This mini-scene seems to be somewhat incestuous; members of Pothamus guested on Psychonaut’s debut, while Psychonaut’s Stefan De Graef is the vocalist for Hippotraktor, who also feature individuals that have performed live with Psychonaut (Sander Rom) or guested on their debut (Chiaran Verheyden). Given these ties, it may not be surprising to hear that the progressive post-metal style heard on Meridian shows quite a lot of similarity to the material on Unfold The God Man, more so than the ritualistic post-metal of Pothamus on Raya; given that Pelagic Records is closely affiliated with arguably the progressive post-metal band, The Ocean, Hippotraktor’s inclusion in their roster makes a lot of sense.
There’s a few bands dabbling in this intersection between progressive metal and post-metal at present, with Pull Down The Sun delivering a fine debut record last year as well, and Hippotraktor do a similarly excellent job of demonstrating the potential of this combination on their debut record. The band’s songs are more compact than those on Psychonaut’s debut, with nothing running longer than 8 minutes, but whilst there’s none of the sprawling writing that resulted in songs such as “Nothing Is Consciousless”, there’s a lot of Psychonaut’s style to be heard in Hippotraktor. Some of that comes from De Graef’s vocals, with his clean tones working really nicely with the atmosphere built by the music, but the elaborate heavy grooves, distinctive exploration of soft/loud dynamics and forceful intensity of the harsher moments are all in the same vein as his other band’s music.
They’re not the same band by two different names, however; there’s arguably more of a modern prog slant to the material on Meridian, with djent-inspired polyrhythmic chugs scattered throughout, including on opener “Manifest The Mountain”, as well as moody alt-metal sections such as in “Mover Of Skies”. This song is one of several where the strong sense of how to intelligently employ melody comes through in the vocals; Hippotraktor, considering it’s a debut record, have a really clear idea of how to balance the various different aspects of their style to the benefit of all, weaving effectively between sharp intensity, grounded melody, atmospheric development and more with very smooth and intelligently crafted transitions. “Mover Of Skies” is a really strong early example of this intuitive writing, with the percussion work of Lander De Nym setting the tone for each subtle shift.
Every song on the album incorporates all of these features, but some prioritize certain aspects over others; “Sons Of Amesha” is for a long time subdued and atmospheric, with De Nym’s tom-heavy percussion providing the necessary momentum to an otherwise introspective stretch of music. In contrast, “God Is In The Slumber” opens with a fairly nasty djent groove. Ultimately though, what makes Meridian such a joy to listen to is the stream-of-consciousness flow between heaviness, groove, atmosphere and introspection across the record, all ably guided by De Graef’s emotionally resonant vocals.

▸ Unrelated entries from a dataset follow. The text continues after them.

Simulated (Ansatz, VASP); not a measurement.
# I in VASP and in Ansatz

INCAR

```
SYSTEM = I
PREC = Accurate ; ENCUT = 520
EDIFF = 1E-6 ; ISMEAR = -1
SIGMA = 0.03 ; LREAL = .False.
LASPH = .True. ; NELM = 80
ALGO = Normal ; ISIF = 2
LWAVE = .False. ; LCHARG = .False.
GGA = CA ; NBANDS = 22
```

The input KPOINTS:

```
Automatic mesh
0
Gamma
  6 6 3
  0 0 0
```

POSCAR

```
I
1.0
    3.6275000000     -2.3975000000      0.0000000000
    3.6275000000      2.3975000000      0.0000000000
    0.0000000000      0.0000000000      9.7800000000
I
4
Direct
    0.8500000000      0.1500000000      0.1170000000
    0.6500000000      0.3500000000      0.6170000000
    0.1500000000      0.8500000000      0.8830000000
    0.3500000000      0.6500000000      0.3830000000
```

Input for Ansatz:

As a huge fan of both post-metal and progressive metal, it’s not really a surprise that I’m so innately drawn to bands that incorporate both, but when those bands, whether it be Psychonaut, Mouth Of The Architect, The Ocean or Pull Down The Sun, compose music within this sub-genre to such a high standard, it’s hard not to be enthralled by it. Hippotraktor is yet another highly proficient member of this emerging group, and Meridian is a thoroughly impressive statement of intent for their major record debut, with them combining and balancing the various elements one anticipates for the style with apparent effortlessness. At this rate, I’m more than happy for new albums to keep coming out of Mechelen every few months, as the track record so far is superb.